I attended a PS Village meeting last week. PS Village is a pretty interesting, fun and educational breakfast meeting that takes place in various cities all across the United States and Canada. The attendees are primarily professional service executives, project management and software professionals. The sponsors are Professional Services Automation and project management software solution providers like Tenrox and others. The breakfast meeting lasts about two hours, is pretty informal, and the attendees simply sit around the table and discuss a few topics together.

One of the people at my table (name and company will not be disclosed of course) was the leader of a professional services team in a large multi-national organization, let’s call him PS-man for short. He was complaining about a meeting he attended where the division’s CEO articulated his strategy for the division’s product and service offerings.  The CEO said, and I quote:  “We’re going SaaS, no exceptions”.

PS-man was quite frustrated and unhappy with this sudden shift. To him, the CEO had not articulated a believable vision and a clear path to achieve that vision. According to PS-man, it seemed like the CEO, being sort of new to the job, had heard of the industry buzzwords and decided the industry trends are the way to go. However, PS-man felt that neither the company’s products nor his team were ready for the shift to the SaaS (software as  a service) model. They did not believe that SaaS was the answer to their challenges or that it could drive new growth. PS-man’s reaction was “Yeah right, we’re going SaaS until a sales guy comes with the next big order for an in-house implementation”.

Our table spent the breakfast talking about SaaS, its benefits, how to transition a traditional product and service offering towards the SaaS model and the roadblocks one can face on this journey. At the end of the meeting, PS-man seemed more sold on the opportunity that SaaS could represent for him and his team, but he was still unsure as to whether his company’s leadership truly is willing to make the investment, has the sponsorship and the expertise to navigate the company towards this change. I tried to highlight a roadmap to SaaS from our experience, and how to take some steps towards this goal without completely abandoning what works for them now.

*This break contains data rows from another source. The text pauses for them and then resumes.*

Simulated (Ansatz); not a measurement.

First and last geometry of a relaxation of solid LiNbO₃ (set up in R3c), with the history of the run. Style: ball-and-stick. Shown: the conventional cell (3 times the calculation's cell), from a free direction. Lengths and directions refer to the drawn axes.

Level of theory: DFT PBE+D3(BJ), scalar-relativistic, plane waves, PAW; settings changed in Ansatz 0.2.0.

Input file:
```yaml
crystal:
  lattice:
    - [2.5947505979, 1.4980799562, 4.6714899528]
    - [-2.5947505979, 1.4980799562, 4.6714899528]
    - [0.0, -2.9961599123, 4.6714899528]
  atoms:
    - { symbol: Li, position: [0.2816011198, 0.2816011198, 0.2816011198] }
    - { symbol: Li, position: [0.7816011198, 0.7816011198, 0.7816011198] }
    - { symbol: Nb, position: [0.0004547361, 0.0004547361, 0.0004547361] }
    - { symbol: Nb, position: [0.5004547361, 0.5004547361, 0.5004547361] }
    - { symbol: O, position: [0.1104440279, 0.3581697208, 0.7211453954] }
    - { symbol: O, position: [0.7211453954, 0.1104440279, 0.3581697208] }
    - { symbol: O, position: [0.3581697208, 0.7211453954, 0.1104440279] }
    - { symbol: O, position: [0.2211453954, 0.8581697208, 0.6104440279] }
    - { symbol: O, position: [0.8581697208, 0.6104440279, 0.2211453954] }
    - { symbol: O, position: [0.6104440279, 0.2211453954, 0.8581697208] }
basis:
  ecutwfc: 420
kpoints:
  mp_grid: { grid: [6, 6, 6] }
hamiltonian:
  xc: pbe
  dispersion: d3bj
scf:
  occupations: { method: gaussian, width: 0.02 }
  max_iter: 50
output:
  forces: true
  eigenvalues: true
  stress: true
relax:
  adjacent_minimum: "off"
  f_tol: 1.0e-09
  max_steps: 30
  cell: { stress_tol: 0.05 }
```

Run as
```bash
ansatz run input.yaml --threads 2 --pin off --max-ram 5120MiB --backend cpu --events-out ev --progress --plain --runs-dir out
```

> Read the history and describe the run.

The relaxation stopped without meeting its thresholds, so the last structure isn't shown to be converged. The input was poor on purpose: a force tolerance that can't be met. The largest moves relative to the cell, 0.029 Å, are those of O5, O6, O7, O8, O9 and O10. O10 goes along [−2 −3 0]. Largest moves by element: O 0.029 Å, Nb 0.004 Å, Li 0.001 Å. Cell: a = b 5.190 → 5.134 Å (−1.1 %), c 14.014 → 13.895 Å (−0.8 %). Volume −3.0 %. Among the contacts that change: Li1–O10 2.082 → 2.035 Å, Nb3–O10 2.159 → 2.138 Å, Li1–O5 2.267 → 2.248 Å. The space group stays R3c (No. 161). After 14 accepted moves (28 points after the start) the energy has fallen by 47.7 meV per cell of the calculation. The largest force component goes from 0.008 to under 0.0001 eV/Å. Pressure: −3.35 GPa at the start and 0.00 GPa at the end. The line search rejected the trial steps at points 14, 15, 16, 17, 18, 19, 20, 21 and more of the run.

This meeting reminded me of how executives can so quickly get out of touch with their teams. While our “visions” and ambitions may sound great and exciting to some, many out in the field will react exactly as PS-man did. Your team has to see and feel that you have really done your homework, you have thought it through in great detail, and that you are truly in it to win it. If you are unsure, unprepared or it looks like you are simply following the crowd then even a good strategic initiative and good intentions can actually hurt instead of help the organization.